Wednesday, June 19, 2024

Vatican will send investigators to combat church sex abuse in Mexico

The Vatican will send its two leading sex crime investigators to Mexico this month on a fact-finding and assistance mission.

Catholic Church authorities in Vatican City and Mexico announced on Monday that Archbishop Charles Scicluna and Monsignor Jordi Bertomeo will visit Mexico between March 20 and 27.

The two investigators conducted an investigation in 2018 into the Catholic Church in Chile, where their work in exposing the protection of pedophile priests resulted in an offer of resignation from every active bishop in the country.

Church officials said Monday that the purpose of the two men’s deployment to Mexico was not to carry out an investigation but to complete an assistance mission to help the Mexican church combat abuse. Mexico has a decades-long history of sex abuse by priests and subsequent cover-ups.

Despite the assertion that Scicluna and Bertomeo will not conduct a probe into the Mexican Catholic Church, the Vatican embassy in Mexico City has expressly asked victims to come forward to speak with the two men, the Associated Press reported.

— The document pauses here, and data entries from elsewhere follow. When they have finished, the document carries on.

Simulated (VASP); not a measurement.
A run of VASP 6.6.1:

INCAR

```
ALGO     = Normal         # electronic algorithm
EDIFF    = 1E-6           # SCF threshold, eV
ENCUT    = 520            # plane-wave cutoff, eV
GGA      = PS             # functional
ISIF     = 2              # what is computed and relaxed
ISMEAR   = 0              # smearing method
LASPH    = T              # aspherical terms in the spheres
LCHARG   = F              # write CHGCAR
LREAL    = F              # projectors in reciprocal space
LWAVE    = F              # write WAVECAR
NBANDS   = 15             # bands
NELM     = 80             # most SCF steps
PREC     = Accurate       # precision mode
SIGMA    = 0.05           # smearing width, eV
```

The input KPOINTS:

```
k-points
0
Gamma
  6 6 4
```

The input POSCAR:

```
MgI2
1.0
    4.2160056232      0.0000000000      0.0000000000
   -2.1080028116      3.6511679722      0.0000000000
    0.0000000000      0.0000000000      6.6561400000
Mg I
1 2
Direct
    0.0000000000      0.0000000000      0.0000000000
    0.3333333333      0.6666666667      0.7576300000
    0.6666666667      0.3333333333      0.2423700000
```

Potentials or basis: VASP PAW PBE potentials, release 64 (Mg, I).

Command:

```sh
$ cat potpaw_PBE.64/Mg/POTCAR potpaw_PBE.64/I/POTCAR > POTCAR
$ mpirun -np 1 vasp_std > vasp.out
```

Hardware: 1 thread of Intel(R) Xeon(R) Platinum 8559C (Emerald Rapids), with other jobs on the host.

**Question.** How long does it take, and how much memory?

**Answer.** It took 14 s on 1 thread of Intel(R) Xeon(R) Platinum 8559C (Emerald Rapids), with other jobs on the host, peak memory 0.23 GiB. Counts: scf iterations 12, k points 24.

It has provided an e-mail address to which victims of church abuse can send their testimony and a telephone number they can call, and has guaranteed complete privacy and confidentiality.

The two prelates spoke with more than 60 victims in Chile and as a result prepared a 2,600-page report of church abuse in the South American country. Their report played a crucial role in helping Pope Francis understand that he had completely misread the problem of abuse and cover-up in the church he leads, AP said.

Following the announcement that the sex crime investigators will come to Mexico, the Mexican bishops conference said in a statement that it had requested the mission, asserting that it would be of assistance to the country’s most vulnerable, including children.

“We are certain it will help us respond better to these cases, looking for civil and canonical justice under the principle of ‘zero tolerance’ so that there is no impunity in our church,” the conference said.

In addition to speaking with victims who decide to come forward, Scicluna and Bertomeo will meet with Mexican bishops and other church leaders.

Their mission comes as church leaders in Mexico are beginning to publicly acknowledge the history of abuse as well as the concealment of that abuse. The Mexican Catholic Church admitted recently that over the past 10 years, it conducted internal investigations that examined sexual abuse allegedly committed by 271 priests.

The admission came after the lower house of Congress approved legislation that stipulates that the perpetrators of child sexual abuse can be prosecuted no matter how long ago their offenses took place. The Senate has not yet voted on the legislation but is expected to pass it when it does.

Two ruling party senators have also presented a proposal to create an independent commission to investigate clerical sex abuse but it has not yet faced a vote and some lawmakers have opposed the idea.

The Associated Press reported that Vatican officials have long known that only a small fraction of sexual abuse cases in Mexico, the world’s second largest Catholic country after Brazil, have been reported to them.

However, more victims are now coming forward to tell their stories. One is Ana Lucía Salazar, a television personality who was abused repeatedly as a young girl by a Legion of Christ priest in Cancún, Quintana Roo.

Her case was covered up by the church for 30 years until she spoke out last year. The attention she brought to the problem of sexual abuse in the Mexican Catholic Church compelled bishops in Mexico and the Vatican’s ambassador to publicly denounce the Legion, a Catholic institute founded by Mexican priest Marcial Maciel in 1941.

Scicluna, Archbishop of Malta, conducted an investigation into Maciel in 2002 and 2003 that found that he had raped and molested his seminarians. The priest was forced to give up his religious duties and retire to a life of atonement and prayer. He died in 2008.